I am a scientist who loves to cook because there are many similarities between working in a lab and cooking in a kitchen. I love to share my cooking experience with you and to inspire others to cook.

Wednesday, November 9, 2011

Grill Steak

I had a bbq a few weeks ago when the weather was still nice. This is our menu

1) Grill steak

I used Trip Tip beef cut for this steak. This cut is found at the bottom of sirloin and it is what I called "poor man's sirloin"  http://en.wikipedia.org/wiki/Tri-tip

I marinated the beef with Worcestershire sauce, thyme, oregano, and basil. 
 

2) Scallops

Frozen scallops that I found at Trader Joe's frozen food section

3) Asparagus

Plain old asparagus. I sliced the skin off the asparagus with a peeler. You can keep it on.

4) Shittake mushroom

Fresh mushroom. Hmmmm....yummy

I love this picture. All credits go to SL for composing and snapping this

It is cooking time!!!

Make sure the charcoals are pipping hot
Time is everything. The meat, the scallop and the asparagus all cook at different time. If you want to serve the all at the same time, then you must stagger the time when you load them onto the grill.

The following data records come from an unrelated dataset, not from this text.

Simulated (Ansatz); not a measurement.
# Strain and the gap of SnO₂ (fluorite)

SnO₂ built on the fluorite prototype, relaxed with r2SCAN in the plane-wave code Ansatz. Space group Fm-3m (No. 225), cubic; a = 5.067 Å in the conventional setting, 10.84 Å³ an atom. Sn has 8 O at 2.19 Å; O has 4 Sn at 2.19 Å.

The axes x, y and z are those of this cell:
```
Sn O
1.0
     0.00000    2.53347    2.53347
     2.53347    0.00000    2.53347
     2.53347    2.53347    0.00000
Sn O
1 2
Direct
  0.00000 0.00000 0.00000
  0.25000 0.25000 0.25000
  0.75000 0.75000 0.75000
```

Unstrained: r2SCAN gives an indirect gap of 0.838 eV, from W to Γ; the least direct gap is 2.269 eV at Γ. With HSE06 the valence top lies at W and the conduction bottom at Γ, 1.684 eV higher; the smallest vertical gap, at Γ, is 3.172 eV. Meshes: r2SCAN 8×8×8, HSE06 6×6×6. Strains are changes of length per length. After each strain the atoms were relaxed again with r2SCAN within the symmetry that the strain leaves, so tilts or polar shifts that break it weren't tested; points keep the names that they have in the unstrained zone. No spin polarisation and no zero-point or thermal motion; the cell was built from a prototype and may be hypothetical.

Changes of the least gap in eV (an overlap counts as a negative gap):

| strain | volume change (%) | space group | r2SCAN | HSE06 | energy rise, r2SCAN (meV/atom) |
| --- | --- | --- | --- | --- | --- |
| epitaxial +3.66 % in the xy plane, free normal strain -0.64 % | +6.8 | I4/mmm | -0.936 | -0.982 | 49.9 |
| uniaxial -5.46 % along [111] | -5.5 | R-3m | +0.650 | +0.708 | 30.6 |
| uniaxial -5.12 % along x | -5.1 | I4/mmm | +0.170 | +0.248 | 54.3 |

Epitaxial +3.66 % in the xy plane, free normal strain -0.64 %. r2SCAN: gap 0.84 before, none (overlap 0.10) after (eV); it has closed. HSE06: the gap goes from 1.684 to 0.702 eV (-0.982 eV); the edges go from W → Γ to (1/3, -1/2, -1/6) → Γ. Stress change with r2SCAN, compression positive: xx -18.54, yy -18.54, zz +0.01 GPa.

Enjoy  wine while waiting for the meat to cook

In general, it takes 7-9 minutes per side of steak (15-18 minutes total); 2 minutes per side of scallop (4 minutes total), and about 8-10 minutes for the asparagus.
I like the mysterious feel of this picture. Very dark.
Remember to rest the meat for 5 minutes after cooking.




I use the "poking technique" to determine the doneness







Let the wine flow and the meat be eaten.